Mary Kirby, the CEO of Runway Girl Network, joins MoneyWatch's Amey Stone to discuss how some airlines' in-flight transaction methods leave them open to credit card fraud, and what the industry is doing to combat the problem
Airlines confront credit card fraud in the air 01:30

When it comes to credit card fraud while flying, it is the airlines that may be the most common victims, said Mary Kirby, the CEO of Runway Girl Network, an aviation industry media company.


It's a little-known fact that most credit card purchases that take place in the air don't actually go through to the credit card company in real-time. The flight attendant swipes the card through a point-of-sale device, which stores the information until the plane lands and arrives at the gate.

Some passengers intentionally take advantage of this (some without realizing it) and use cards that are expired, over their limit or even fake. "There is an issue of shrinkage in flight," Kirby said. "The airline doesn't know the card is no good until that passenger is long gone."

Although most credit card purchases on U.S. flights are small, when you take into account the large number of them -- now that most carriers don't take cash -- and the expensive, duty-free purchases possible on international flights, it adds up. Kirby said estimates for annual total losses due to bad credit cards runs into hundreds of millions of dollars a year.

In-flight connections to the Internet will change all this, but it may flip the risk to the passenger, Kirby warned. When point-of-sale devices transact in real-time during flights -- which is coming soon for many and here already for some carriers -- flight attendants will know instantly if a card is good.

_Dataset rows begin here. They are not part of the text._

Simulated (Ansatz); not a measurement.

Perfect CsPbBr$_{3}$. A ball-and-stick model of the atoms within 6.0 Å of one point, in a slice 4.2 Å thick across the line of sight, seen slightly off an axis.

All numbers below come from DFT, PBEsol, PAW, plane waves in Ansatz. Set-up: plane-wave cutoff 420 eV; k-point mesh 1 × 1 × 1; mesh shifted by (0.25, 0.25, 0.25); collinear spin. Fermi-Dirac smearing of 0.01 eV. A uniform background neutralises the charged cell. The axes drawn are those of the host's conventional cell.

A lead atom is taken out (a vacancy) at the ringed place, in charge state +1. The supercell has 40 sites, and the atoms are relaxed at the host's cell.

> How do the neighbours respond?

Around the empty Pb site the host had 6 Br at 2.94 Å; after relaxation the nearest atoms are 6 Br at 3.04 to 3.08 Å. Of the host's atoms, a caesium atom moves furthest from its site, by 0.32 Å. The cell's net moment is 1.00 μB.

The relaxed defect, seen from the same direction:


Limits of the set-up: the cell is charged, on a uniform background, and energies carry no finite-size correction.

Kirby noted, however, that there may then be new risks of credit card fraud for passengers. Currently, connected tablets provided by the carriers to their staff (including pilots), typically aren't safe from hackers. A recent industry study suggested that 57 percent of these tablets don't have proper cybersecurity. "It was a warning to the the industry," she said, "This is something you need to address."

Kirby said her aviation industry website, Runway Girl Network, will be following this issue closely. "Now that the airlines can have connectivity, there is a whole world of questions about cybersecurity that are just coming to the surface."